After following a number of indie developers who decide to go with the Wii U or 3DS eShop, I'm noticing a lot of the same sentiments in regards to loyalty to Nintendo. Not only have some of these developers grown up with Nintendo systems in general, but they are pledging their support because of the enhanced focus this generation on the indie side.
Armillo (Wii U)
Developer: Fuzzy Wuzzy Games
Publisher: Fuzzy Wuzzy Games
Released: July 3, 2014
MSRP: $6 (introductory price for three weeks) / $8
Like many mascot-oriented games, Armillo's narrative is rather simplistic. It stars the titular Armillo, an armadillo capable of intergalactic travel who finds his hometown under attack by an evil race called the Robotic Darkbots. They've enslaved its inhabitants, and captured his brother, forcing him to fight through the initial gauntlet setup in his home planet, and travel across the galaxy to stop their evil plot.
Gameplay-wise, Armillo operates like a mix of Sonic the Hedgehog and Pac-Man (with a hint of Marble Madness), favoring corridor routes over full open-world exploration. Armillo can jump as well as enact a charge boost, which functions as both an attack and a means to gain more speed when you need it. That's not to say that the corridors inherently force you to explore in a linear manner however -- the labyrinthine level structures leave plenty of room for exploration.
A lot of thought goes into pathfinding, and if you aren't careful, boost arrows will force you into certain directions -- leaving the path behind you lost forever (unless you restart the stage, of course). This design forces players to think before they roll, and discover new areas on a constant basis without taking any given area for granted.
Armillo doesn't really hold things back from the get-go either, as there are lots of different concepts in the first few levels alone, from rolling spike logs, to dark zones that shift a vision-obscuring fog depending on where you roll, turrets ready to blow you away, and slippery ice -- all in the first few levels. All of it is stuff you've seen before, but more often than not, it melds together in a fun way.
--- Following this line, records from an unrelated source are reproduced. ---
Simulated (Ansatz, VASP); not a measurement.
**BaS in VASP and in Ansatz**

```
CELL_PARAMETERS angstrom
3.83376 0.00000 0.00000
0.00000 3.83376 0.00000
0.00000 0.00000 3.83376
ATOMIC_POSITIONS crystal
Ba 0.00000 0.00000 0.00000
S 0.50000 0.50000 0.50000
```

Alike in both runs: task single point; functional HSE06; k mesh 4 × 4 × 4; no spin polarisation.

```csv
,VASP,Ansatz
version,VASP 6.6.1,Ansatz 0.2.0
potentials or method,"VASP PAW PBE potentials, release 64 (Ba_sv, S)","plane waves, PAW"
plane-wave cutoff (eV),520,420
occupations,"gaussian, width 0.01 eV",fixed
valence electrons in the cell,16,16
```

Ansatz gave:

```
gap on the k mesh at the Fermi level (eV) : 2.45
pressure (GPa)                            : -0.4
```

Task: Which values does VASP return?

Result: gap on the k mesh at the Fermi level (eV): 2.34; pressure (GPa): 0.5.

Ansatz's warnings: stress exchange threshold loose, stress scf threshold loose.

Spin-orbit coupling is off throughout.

There are also some areas that are comprised of the Darkbot's atmosphere where Armillo can't breathe -- you'll have to rush these sections with a limited timer to proceed to the next warp, and get back to the level proper. It's stressful, and it's a nice hectic change of pace from the more deliberate level design.
Armillo's art style is charming, and the voice work is adequate, but the entire package does have a low-budget veneer -- at times, almost like a PlayStation 1 game. All of the obstacles are very clearly marked however (most notably the rails, which are sometimes translucent), so you'll never blame the graphics for a death.
Orbs function as the game's currency, which allow you to enter the upgrade shop and boost your health, lives, and stats as you see fit. All in all Armillo will take you roughly five hours to complete, but there are also a ton of secret levels to unlock, which shift the camera focus entirely from a top-down view down to something more akin to a 2D platformer -- making the Sonic comparisons all the more relevant.
Armillo is a charming platformer that manages to do just enough to differentiate it from some of its predecessors. Although it didn't blow me away by any stretch of the imagination, it has a ton of content packed in it to the point where I'll be spending quite a while to find it all.